Lost and Found – Ciudad Perdida, Colombia
On the day he found the Rubik’s Cube, Jose Gabriel wore white cloth, just like normal.

Shortly after dawn Jose, a Kogui native who lives in Colombia’s northern jungles, had set off with a group of tourists heading towards Colombia’s Ciudad Perdida, or Lost City. His old comrade Gabriel Ricardo, a lover of the jungle and now a guide for tourists seeking a route to the hilltop town, had asked Jose to help shoulder the load on the final approach.
As usual, the air was damp with overnight moisture as the group set off. Jose and Gabriel both carried large packs, heavy with food for the Westerners’ two-night stay at the summit.
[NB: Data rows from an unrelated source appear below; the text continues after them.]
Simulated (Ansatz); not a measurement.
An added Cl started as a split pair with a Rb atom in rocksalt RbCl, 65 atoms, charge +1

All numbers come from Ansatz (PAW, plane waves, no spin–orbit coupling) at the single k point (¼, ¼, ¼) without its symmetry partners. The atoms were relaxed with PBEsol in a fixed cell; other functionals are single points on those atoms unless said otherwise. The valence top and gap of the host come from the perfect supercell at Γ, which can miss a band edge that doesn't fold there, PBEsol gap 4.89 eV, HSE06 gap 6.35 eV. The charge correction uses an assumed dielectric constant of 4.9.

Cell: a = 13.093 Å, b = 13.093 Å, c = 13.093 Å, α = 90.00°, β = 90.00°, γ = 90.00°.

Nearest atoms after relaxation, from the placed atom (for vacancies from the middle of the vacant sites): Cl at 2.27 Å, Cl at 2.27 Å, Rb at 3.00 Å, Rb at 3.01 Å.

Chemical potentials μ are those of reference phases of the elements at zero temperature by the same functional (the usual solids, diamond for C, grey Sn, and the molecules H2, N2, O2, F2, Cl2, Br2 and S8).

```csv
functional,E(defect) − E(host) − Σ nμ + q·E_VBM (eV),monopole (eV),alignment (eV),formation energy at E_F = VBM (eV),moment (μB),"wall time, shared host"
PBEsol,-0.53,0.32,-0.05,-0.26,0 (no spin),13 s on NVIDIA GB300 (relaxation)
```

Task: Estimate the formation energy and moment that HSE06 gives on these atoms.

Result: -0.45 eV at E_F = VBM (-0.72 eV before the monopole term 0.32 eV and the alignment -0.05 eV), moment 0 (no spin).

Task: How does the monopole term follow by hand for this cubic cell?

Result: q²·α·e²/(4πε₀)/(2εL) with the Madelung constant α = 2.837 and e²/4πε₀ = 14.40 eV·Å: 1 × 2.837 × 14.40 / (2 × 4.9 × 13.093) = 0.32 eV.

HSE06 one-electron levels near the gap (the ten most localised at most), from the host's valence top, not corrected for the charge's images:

While Gabriel went bare-chested in the high humidity and the tourists simply sweated their way through the jungle, Jose’s outfit was a mixture of the sublime and the ridiculous.
His tunic rumpled at the shoulders and his loose trousers were tucked into a pair of good old-fashioned wellies (“Made in Croydon”). His long hair was piled up for the day inside a natty straw hat, and he carried a multi-coloured hand-woven striped shoulder bag, or mochilla. His moustache was trimmed and neat, although mirrors seemed in short supply in the jungle.
After a morning that tested the sure-footedness of the tourists – while Jose simply skipped over rocks, steamed up near-vertical hillsides and forded knee-deep rivers without a second thought – the group rested for lunch at the foot of the 1,200 stone steps leading to the summit and the Ciudad Perdida.

It was then, as he looked over the four sweaty tourists, that Jose saw the small, multi-coloured cube. One of the tourists, the particularly sweaty one who liked to wave his big camera around, was sitting on a rock holding it between his fingers. He seemed to be turning it round and round, in a different direction each time.
Jose made eyes at the tourist. He was friendly, this tourist, and he often tried to speak in Spanish, Jose said to himself. Perhaps he will show me this strange object. The tourist approached, smiling and holding out his hand.

“Un juego,” he said: “A game.” With that the tourist began turning each side of the small cube, dazzling Jose with a bewildering array of moving colours, offering the cube to Jose so he could have a go. He demonstrated the aim of the game – when each side of the cube contains just one colour, the puzzle is complete.
“It’s very hard,” the tourist said. “It can take years to finish.”
All that afternoon Jose thought about the little juego. The tourist let him carry it in his tunic as they group climbed the steep, slippery steps that led up to the Lost City. The city was founded by the Tayrona people, an indigenous group who lived in the jungles of northern Colombia before the Spanish arrived with the conquistadors and their bullion ships.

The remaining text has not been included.